Over the course of the past several summers I have devoted considerable resources to exploring Mt. Lola and the surrounding area. The spot, which is north of Truckee, has become one of my favorite places to find late season swatches of snow. While I have my “sure thing” goto spot (Mt. Lola proper), I’ve spent a fair amount of time poking around the other peaks and valleys nearby, and have been rewarded with some pretty decent additional patch skiing options as a result.
Over Memorial Day weekend I hit up several such options in the form of some chutes located on FSR 86 (aka Meadow Lake Road). While I was enjoying these caches of late spring snow, I couldn’t help but notice the snow caked ridgeline of Webber Peak. Naturally, I was compelled to do a little bit of recon in that area.
Based on the results of my exploration it was not terribly hard to convince Stev, the man who sucked me into the whole “turns all year” concept and introduced me to the allure of patch-skiing, to embark on a Webber Peak/Ridge adventure.
The route to Webber Peak is pretty well defined, at least if you’re savvy about Forest Service Roads and have a pretty decent natural sense of direction. We headed out Hwy 89 to Jackson Meadows, then jumped on FSR 86, then swerved off onto FSR 86/40 and drove up the “No Cordobas” 4x4 road until we came to a saddle with a well-used camping area/turn-around.
DESTINATION: WEBBER RIDGE AND SNOW
We parked my Taco Mama in the shade, loaded up our gear and, surprise! surprise!, found ourselves a bonafide trail. Given the condition of the trail (incredibly well-maintained), we were a bit perplexed by the lack of any signage (i.e. no trailhead markers, etc.). That didn’t deter us from our goal, as Webber Ridge was directly in our sights, to our left, and the trail strode well, at least until it became covered in snow. When we lost sight of the trail proper, we merely tree-and-snowwhacked our way up the ridgeline to our destination.
Webber Peak itself was holding a number of enticing lines, except for the fact that every single one of them dead-ended in a cliff drop requiring James Bond aerial tactics (http://www.youtube.com/watch?v=PzA5R9aSFCI) to survive. Webber Ridge, however, held some nice lines that ended peacefully in shrouds of pine. Having left our parachutes at home, we opted for the latter.

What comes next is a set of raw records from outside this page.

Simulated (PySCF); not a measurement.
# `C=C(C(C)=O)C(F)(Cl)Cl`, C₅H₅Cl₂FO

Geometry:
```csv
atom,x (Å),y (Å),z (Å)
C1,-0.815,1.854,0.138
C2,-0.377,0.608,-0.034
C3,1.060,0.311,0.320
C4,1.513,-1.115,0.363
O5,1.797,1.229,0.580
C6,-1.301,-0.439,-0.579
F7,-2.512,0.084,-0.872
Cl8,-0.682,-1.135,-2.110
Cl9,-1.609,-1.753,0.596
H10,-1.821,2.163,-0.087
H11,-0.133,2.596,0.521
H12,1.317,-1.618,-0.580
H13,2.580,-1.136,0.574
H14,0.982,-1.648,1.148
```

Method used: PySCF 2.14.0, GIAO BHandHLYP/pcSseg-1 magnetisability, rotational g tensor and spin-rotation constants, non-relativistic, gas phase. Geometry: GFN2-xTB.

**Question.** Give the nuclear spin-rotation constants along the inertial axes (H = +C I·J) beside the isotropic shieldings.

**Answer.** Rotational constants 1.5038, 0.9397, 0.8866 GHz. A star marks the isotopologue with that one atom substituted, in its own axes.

The view from atop Webber Peak is pretty sweet. It allows one to see pretty much all the options that the Mt. Lola area has to offer, from Lola herself across Perazzo Meadows and all the way around to Fordyce and Meadow Lakes and the surrounding peaks and mountains, including the Sierra Buttes (not to mention a great view of the backside of Castle Peak).
STEV SURVEYING THE SCENE (WEBBER LAKE IN THE DISTANCE)
The runs off of Webber Ridge had looked rather short and mellow from afar, but up close they revealed themselves to go from an open bowl and then taper into tree-lined chutes; they were much longer than we originally thought, and the snow wasn’t half bad. We knocked out two of the better looking chutes (quite a bit of the ridge was sun-cupped something fierce), boot-packing back up to the top each time.
DOOKEY SLIDES INTO ONE OF THE CHUTES
VETS GETTIN' SOME MORE
For our third run we banged out a steep 3-turn number that allowed us to traverse over to another longer run. Our fourth run, while decent, was nowhere near as long as the first two. And our fifth, and final, lap for the day was more or less an afterthought: it was there, so we skied it. All 5 turns of it.
DOOKEY MILKS THAT LAST RUN
The hike out was a breeze as by this time we had skied our way back to the base of the ridge, which we followed down until we came across the trail. From there it was a no-brainer back to the truck.
Yet another new spot was ticked off and subsequently added to our regular summer rotation.